On Self‑Understanding

Clarity begins the moment we stop running from ourselves. What we refuse to face within becomes the very thing that shapes our lives without. That is self

INSIGHTS

enoma ojo (2026)

6/7/20261 min read

At 5:12 a.m., in a quiet Arlington, Texas, neighborhood, long before the city woke, Osato sat alone in her car outside the gym. The engine was off, the world was quiet, and yet her chest felt loud. She had told herself she was here to “build discipline,” to “start fresh,” to “finally get her life together.” But as she stared at the fog gathering on the windshield, she realized she wasn’t avoiding the gym, she was avoiding herself. The moment she stepped inside, she would have to confront the truth she had been outrunning for years: she wasn’t tired of exercise; she was tired of pretending she didn’t feel broken.

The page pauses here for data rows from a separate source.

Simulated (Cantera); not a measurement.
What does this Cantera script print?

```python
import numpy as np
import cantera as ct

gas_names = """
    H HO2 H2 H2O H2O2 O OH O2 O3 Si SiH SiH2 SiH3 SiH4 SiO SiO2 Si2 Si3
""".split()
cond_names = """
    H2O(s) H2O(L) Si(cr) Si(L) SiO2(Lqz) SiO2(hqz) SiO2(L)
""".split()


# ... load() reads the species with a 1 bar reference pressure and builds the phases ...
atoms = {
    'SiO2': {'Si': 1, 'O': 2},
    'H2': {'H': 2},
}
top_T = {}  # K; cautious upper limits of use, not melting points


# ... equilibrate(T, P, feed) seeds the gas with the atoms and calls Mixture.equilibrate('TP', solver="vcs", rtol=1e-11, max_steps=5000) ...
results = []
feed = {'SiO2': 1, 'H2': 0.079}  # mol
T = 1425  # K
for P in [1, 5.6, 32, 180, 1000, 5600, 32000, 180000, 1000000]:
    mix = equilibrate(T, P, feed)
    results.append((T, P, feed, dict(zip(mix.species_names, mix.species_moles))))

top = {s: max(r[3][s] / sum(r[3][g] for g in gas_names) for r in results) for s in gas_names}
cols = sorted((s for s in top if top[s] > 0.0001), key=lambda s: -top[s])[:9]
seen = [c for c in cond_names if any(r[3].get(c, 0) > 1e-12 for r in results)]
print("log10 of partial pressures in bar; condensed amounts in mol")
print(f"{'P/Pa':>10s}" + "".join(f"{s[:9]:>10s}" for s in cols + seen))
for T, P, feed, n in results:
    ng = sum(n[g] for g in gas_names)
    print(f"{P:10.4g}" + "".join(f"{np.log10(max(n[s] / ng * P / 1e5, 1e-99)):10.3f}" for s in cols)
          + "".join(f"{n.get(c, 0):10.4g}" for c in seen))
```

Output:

She exhaled, and for the first time in a long time, she didn’t look away from the feeling.

Most people assume that avoidance protects them, but avoidance is simply a different kind of exposure. The parts of ourselves we push away do not disappear; they reorganize themselves into patterns, reactions, and choices that speak on our behalf. Unacknowledged fear becomes control. Unnamed grief becomes distance. Unexamined desire becomes restlessness. The inner world always finds a way to express itself, even when we believe we are hiding it. Psychology has long shown that unacknowledged emotions don’t disappear; they simply reappear as patterns, impulses, and behaviors outside our awareness (Nisbett & Wilson, 1977).

Self‑understanding begins with the courage to turn inward without judgment. It is the willingness to sit with the discomfort of our own truth long enough for it to soften. When we stop running, we stop distorting. When we stop distorting, we begin to see. And when we begin to see, we finally gain the power to choose a life shaped by intention rather than by the shadows we’ve been trying to outrun.

Reference

Nisbett, R. E., & Wilson, T. D. (1977). Telling more than we can know: Verbal reports on mental processes. Psychological Review, 84(3), 231–259.